My only previous experience of Jarmo Savolainen’s music is soloduotrio, also on KSJAZZ, which I reviewed in the Oct. 2005 issue of this magazine. I said then that Savolainen belonged “with northern Europe’s finest pianists, like Bobo Stenson and Marcin Wasilewski and Tord Gustavsen.” Songs for Trio strengthens that belief.

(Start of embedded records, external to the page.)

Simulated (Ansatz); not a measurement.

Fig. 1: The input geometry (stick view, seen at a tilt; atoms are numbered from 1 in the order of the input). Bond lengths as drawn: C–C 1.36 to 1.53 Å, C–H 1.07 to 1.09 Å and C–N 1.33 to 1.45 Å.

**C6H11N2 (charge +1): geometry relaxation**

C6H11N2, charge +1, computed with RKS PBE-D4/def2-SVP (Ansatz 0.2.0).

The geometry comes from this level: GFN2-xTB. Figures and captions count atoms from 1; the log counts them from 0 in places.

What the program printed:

It is a more aggressive, more extroverted work than soloduotrio, but Savolainen is so deeply lyrical a player that he usually sounds like he is playing a romantic ballad, regardless of tempo. He writes lines that are fresh to the ear, but the excitement comes when he builds out from them. He is a pianist for whom ideas immediately generate new ideas and his process is like a river flowing upward. Climaxes turn out to be plateaus followed by more crescendos. The sense of creative energy feeding on itself is reminiscent of Keith Jarrett. “Spider Ballad” is just one example of how Savolainen is able to keep topping himself in the space of four minutes.
A jazz musician can define a personal aesthetic not only with original compositions but with choices from the works of others. The one disappointment of this album is that Savolainen (in stark contrast to Jarrett) never allows us to hear what his interesting imagination might do with a standard, or at least with music we have heard before.